Read Chittaranjan's discourse on the A Realist View of Advaita.

 

The following is derived from a post to the Advaitin Egroup Nov. 2004.

First of all, it is avidyA (ignorance) and not the ego that 'prevents us from realisation'. The ego is only the manifest product of avidyA. Strictly speaking, avidyA does not prevent us from realising our true nature - avidyA is itself the very unknowingness of our true nature. It is not a thing, but a privation of knowledge.

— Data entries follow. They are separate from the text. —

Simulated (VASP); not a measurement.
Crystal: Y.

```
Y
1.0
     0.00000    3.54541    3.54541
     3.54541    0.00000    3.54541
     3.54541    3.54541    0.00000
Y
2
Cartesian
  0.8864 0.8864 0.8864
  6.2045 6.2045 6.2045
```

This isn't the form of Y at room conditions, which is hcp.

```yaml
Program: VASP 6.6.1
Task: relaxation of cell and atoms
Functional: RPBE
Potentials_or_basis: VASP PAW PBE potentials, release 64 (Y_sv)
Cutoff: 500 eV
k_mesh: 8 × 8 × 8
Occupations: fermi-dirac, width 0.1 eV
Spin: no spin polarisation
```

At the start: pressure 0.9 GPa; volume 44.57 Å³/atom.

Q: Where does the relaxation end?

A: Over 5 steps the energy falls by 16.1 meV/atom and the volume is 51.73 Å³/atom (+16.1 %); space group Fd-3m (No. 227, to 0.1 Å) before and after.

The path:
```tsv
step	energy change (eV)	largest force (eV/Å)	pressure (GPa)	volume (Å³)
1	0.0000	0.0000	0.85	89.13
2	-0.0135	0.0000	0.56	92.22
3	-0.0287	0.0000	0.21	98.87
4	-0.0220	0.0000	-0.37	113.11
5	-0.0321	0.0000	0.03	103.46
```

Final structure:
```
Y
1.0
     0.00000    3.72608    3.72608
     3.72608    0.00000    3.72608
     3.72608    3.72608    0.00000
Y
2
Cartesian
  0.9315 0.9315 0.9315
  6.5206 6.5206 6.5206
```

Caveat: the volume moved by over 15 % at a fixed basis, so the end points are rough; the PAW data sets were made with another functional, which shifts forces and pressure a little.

Secondly, we do have volition and it is not correct to say that everything just happen by itself. The power of happening does not belong to the insentient. The insentient can happen only when the sentient impels it to happen. We do have free will to the extent that it is the same divinity that shines through us as that which moves the sun and the heavens. But we are contracted beings - metaphorically speaking - and our free will is limited to the extent that we are limited clearings of consciousness in the Divine Play of the universe. There is only one Will, but due to our 'contraction' (embodiment in the limited cage of the body) we only see a part of the Will being free for us to exercise.

In trying to understand the nature of consciousness, we often forget that consciousness is pulsating with life, that it is the very life within us which is vibrant with desires, ideas - and of course will. But will is not an action - it is the immovable shakti that produces action. We, as bound creatures in this world, are bound to action and are confused between the will and the action that the will produces, but pure will is actionless - and at the same time it is the will of the living reality in us that produces the action and in that sense it is 'acting'.

Brahman is He who is actionless in His actions. That is also an articulation of His omnipotence because He is not moved by the greatest of actions. He is truly the Unmoved Mover.

Q: Was Hitler not responsible for anything he did? If Consciousness was responsible, how can this be termed an expression of Love?

A: Hitler is not consciousness pure - he derives his name 'Hitler' due to the specific persona-complex superimposed on consciousness.

Your use of the word 'responsible' in the question already tends to situate the problem in the context of 'good and evil'. But that is not the way Advaita Vedanta looks at it. According to Advaita, the cause of evil lies in ignorance. Nobody does an evil deed in the full light of knowledge - he/she simply can't. The thief, the murderer, the worst of the diabolics, are all impelled by the same motive - to fulfil a need created due to the seeming privation of their innate being.

What is this privation? It is the loss of fullness or plenitude. It is also the loss of the native bliss of plenitude. The Self is infinite and pUrNam - full. There is nothing lacking in It. It is only avidyA (ignorance) that generates the false notion of limitedness, and it is because of the thraldom of this notion that it tries to gain something which it thinks it is lacking. It has lost its innate bliss, and thus arises the desire for happiness and pleasure (kAma). It thinks it is a limited thing bound in the body, and therefore it tries to make up for its limitation through the acquisition of objects, wealth, name and position (artha). Thus arises the two puruShArtha-s (basic aims of life) of an embodied being - kAma and artha.

The One Self is divided into many 'contracted' beings. When the One is divided, then arises the question of equity between the divided beings. We all feel a sense of this equity within our own beings because we are that same Self in which the sense of justice resides as the archetype of dharma. That nature that manifests in the division of the One into many is called 'justice'. It is the wheel of dharma set into motion. It determines the fruits of our actions and the attributes that we acquire as traits and personae as we journey through this unfathomable creation. Hitlers as well as Mahatma Gandhis get created in the process. But consciousness is not touched by the attributes of the personae. It is always unmoved, blissful, and loving.

Consciousness is the very nature of Love. And the manifestation of Love here on earth is also an expression of Advaitam. Isn't it the nature of love to bind and make One out of the sundered two? Love is the call of Advaita underlying all beings.